Scott Westerfeld is a genius at world-building. This series has, in part, reminded me once or twice of Kenneth Oppel's Airborn in that both books feature a character more comfortable in the air than on the ground. But each author takes the concept of a dirigible, and runs with it in an entirely different direction. If you haven't read Airborn, by the way, you can't really call yourself a fan of Steampunk. Joking--you can, but it's a book you shouldn't miss.
I don't know how I managed to let another book hijack my review of Goliath. I'm just not sure what I want to say about this book. It flowed brilliantly during the first three quarters and I was glued to my computer screen--and I hate reading on the computer. However: the end didn't quite satisfy me. As much as I loved the Steampunk aspect of the story, and even found the action bits pretty compelling, the center of this book was Alek and Deryn's relationship. Oh, hold on a second. This is probably a good time to insert:


In Leviathan, we met the cast. In Behemoth, we got to know them a little better, and in Goliath we follow them to the end of their journey. Was I sastified by the ending? Yes and no. It's got a happy ending--the ending I wanted--but I realized, on reaching the last page, that there were some elements that I didn't like.
As I mentioned, the element of the story that I followed most keenly was the romance. Without being conscious of what I was doing, I was hoping that Deryn would have a chance to be female. For her to wear women's clothing, and to be treated as a woman. Without it, the novel is incomplete for me. I'm not saying that Deryn needed to be more feminine in order for the romance to work, but that I wished that she had had a chance of it. It's not supposed to be important--Alek loves Deryn the way she is--but I still wanted to see it.
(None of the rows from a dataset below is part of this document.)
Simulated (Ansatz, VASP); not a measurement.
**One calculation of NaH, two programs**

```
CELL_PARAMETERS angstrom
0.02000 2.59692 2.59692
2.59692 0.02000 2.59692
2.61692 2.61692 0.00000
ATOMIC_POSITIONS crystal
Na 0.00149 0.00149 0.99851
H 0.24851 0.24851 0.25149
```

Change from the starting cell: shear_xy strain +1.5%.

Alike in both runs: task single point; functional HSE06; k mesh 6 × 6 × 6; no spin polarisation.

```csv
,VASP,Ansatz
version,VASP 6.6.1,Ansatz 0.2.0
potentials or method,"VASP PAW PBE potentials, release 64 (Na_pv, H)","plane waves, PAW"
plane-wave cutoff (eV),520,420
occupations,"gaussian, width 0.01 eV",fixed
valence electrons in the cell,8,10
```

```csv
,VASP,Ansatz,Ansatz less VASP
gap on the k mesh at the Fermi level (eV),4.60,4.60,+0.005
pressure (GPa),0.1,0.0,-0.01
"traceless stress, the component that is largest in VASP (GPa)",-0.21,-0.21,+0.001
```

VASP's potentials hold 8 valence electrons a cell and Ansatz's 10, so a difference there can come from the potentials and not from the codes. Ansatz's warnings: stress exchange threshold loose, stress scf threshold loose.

Also, I was irritated to discover that Dr. Barlow didn't know that Deryn was a girl. I think we were led to believe that she did and my emotional, sulky self felt that Westerfeld did this on purpose. And not in a fun, "Aw, snap!" kind of way. But I may be influenced by the fact that some of Scott Westerfeld's tweets suggest the man has a healthy ego. Which brings me to the most interesting point of my review--how much did my opinion of the author influence my opinion of the book. Dude, you might as well ask me that chicken-or-the-egg question because I sure as shootin' don't know.
I'll be curious to know what my fellow Leviathan trilogy fans think of Goliath. Yeah, Logan. I'm looking at you.